Hail Py4JError while calling z:is.hail.backend.spark.SparkBackend.executeJSON

#1

Actually I am having issues while running Hail 0.2.These are the following commands I ran in a ipython shell as follows:-

import hail as hl
mt = hl.balding_nichols_model(n_populations=3, n_samples=50, n_variants=100)
mt.count()

I am getting this error “Py4JError: An error occurred while calling z:is.hail.backend.spark.SparkBackend.executeJSON” while running the third step “mt.count()”.

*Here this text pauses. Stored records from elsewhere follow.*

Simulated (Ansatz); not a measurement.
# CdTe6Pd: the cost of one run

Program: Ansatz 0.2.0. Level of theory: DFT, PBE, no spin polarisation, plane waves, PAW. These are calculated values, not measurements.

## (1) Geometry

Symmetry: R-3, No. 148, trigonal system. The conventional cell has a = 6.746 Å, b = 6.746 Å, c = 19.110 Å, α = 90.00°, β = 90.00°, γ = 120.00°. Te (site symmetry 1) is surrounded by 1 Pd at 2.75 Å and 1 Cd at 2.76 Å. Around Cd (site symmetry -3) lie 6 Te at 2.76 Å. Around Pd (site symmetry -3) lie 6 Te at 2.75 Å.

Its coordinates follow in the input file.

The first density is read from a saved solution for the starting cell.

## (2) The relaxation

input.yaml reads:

It would be a great help if someone can help me in resolving this issue.

Thank you.

0 Likes

#2

A few questions:

  1. what is the full stack trace? Both Python and java.
  2. How did you install Hail? pip, compiled your own, etc.
  3. Related, what system are you running on? Mac laptop, Linux laptop, cluster, etc.
0 Likes

#3

Dear tpoterba,

Thank you for responding. I tried installing hail using pip on a laptop having Centos 7. I have spark 2.4.1 installed in standalone mode in my laptop.

Actually I removed all the packages installed using pip and built a fresh jar from the source. The jar got built successfully for the spark version 2.4.1.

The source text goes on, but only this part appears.